Mr. Busson brought the matter before the Court because he wanted more time with three-year-old Luna, however, the parties managed to settle their dispute by working together to arrive at a parenting agreement that both parties could live with and was in Luna's best interests.

After reaching a settlement, Ms. Thurman and Mr. Busson were praised by Justice Matthew Cooper for working together and compromising to settle their matter amicably. Interestingly, if this matter were heard in Ontario, the couple would have discovered that Ontario family law similarly places a great deal of emphasis on the importance of reaching this kind of negotiated settlement.

In Ontario, family law cases are subject to a distinct set of rules that govern the procedure which parties must follow before they may go to trial. Due to the many procedural steps that Ontario couples must complete, it may take over 2 years from the initial filing date to reach a trial and the process is generally very expensive. The time and expense of going to trial is often financially prohibitive and emotionally exhausting. It is even more important to negotiating an amicable solution when a dispute involves a young child, as it did in this case, because trials have an enormous negative impact on the wellbeing of the child. For these reasons, many Ontario family law cases settle long before trial and there are a variety of measures in place to assist parties in working out a resolution.

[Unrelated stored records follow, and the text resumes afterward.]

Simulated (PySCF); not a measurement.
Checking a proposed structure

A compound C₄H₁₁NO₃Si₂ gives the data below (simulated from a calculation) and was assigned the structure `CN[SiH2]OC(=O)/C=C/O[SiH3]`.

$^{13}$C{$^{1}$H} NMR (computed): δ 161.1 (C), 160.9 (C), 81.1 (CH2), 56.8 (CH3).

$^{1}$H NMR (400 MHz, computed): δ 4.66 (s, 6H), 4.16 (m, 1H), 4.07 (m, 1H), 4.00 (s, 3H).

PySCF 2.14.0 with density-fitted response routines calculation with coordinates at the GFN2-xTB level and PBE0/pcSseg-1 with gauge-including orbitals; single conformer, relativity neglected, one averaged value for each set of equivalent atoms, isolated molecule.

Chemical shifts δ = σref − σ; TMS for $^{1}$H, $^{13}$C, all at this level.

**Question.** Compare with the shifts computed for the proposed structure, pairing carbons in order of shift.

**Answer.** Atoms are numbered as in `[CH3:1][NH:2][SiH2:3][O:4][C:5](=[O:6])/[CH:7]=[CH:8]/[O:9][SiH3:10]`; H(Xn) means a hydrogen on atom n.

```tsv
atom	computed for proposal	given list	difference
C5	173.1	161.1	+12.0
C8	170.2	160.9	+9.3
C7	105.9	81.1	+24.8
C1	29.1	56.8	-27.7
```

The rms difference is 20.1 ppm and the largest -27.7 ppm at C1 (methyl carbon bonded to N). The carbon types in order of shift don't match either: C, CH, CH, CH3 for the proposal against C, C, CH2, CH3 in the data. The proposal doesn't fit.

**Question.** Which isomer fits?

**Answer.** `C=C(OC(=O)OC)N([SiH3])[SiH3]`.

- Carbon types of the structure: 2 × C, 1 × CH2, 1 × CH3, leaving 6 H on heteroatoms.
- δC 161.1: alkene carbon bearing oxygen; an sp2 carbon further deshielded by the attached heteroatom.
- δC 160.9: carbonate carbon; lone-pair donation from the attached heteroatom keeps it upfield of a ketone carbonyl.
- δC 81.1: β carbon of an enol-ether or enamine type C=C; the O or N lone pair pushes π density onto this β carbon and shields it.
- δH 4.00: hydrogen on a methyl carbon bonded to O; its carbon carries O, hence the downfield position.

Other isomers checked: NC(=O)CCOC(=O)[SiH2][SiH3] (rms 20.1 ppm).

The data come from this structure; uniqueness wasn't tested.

The following are some of the ways in which Ontario family law procedures encourage resolutions prior to trial:

  • Parties generally must attend a Mandatory Information Program session, which provides information regarding how matrimonial disputes impact parents and children, court process, various legal issues that may arise, alternative ways of resolving disputes outside of court, and available resources that may help parties deal with problems arising from separation;
  • Parties are often required to attend a Case Conference, at which the parties speak with a judge to narrow the issues and discuss the possibility of settlement;
  • Parties may also attend a Settlement Conference, at which the judge focuses on exploring how the contentious issues may be resolved and pinpointing which issues may be settled without need for further court attendances.